Review: Zonia’s Rain Forest by Juana Martinez-Neal

Review: Zonia’s Rain Forest by Juana Martinez-Neal

Most of us, as least in North America, have never ventured into the rainforest. What animals might we find there? What plants bloom, what birds sing, and what bugs crawl through the trees? Dive into Zonia’s Rain Forest and explore the mysteries of the Peruvian Amazon through the eyes of a curious young Indigenous child.

Beautifully illustrated by the author, this children’s book follows Zonia, an Asháninka girl who never fails to see the wonder of the flora and fauna surrounding her. When she encounters a section of forest that has been clear-cut, she realizes it is time to act. The book ends on this note, a sort of call to action not only for Zonia but for all of us.

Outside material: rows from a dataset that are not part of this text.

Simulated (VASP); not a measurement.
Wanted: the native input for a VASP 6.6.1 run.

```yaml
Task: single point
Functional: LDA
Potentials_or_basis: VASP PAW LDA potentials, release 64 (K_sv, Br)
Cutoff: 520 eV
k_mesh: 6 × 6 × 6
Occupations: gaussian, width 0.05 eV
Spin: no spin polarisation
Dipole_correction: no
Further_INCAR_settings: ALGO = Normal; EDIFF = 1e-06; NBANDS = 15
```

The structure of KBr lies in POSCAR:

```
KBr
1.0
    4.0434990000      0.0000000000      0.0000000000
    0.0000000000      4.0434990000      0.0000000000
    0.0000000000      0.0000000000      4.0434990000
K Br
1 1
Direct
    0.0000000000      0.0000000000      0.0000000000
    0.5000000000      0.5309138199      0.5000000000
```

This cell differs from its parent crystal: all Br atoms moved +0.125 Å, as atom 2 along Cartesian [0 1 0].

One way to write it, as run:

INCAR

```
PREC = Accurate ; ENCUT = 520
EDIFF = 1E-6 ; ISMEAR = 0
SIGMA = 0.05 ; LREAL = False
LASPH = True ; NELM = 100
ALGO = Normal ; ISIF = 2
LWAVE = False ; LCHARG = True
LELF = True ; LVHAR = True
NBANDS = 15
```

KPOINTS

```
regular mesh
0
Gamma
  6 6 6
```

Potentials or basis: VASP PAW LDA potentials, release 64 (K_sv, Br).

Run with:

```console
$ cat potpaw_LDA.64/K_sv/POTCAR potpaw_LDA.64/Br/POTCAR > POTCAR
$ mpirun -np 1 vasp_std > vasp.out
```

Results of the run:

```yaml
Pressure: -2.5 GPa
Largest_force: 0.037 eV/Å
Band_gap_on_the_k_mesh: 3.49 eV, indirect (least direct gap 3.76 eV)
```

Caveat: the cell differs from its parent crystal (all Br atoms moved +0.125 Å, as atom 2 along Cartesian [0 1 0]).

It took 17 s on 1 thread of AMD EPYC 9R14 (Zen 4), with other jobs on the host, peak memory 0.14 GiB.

This book is fantastic, not only as a story time special, but also as an educational resource perfect for starting conversations on environmental issues like deforestation, and how this and other capitalist dangers affect Indigenous populations. Martinez-Neal includes several informative sections at the end of her book, detailing facts about the Amazon, the Asháninka, and the animals and plants featured in this colourful read. There is also a one-page translation in Asháninka and a list of online resources for those wishing to learn more.

Overall, Zonia’s Rain Forest is well-written, but its biggest value is in the way Martinez-Neal incorporates Indigenous culture, environmental protection, and natural sciences into a sweet bedtime story. This book is a must-have in every classroom and private collection!

Zonia’s Rain Forest is available through Penguin Random House or Amazon in English and Spanish.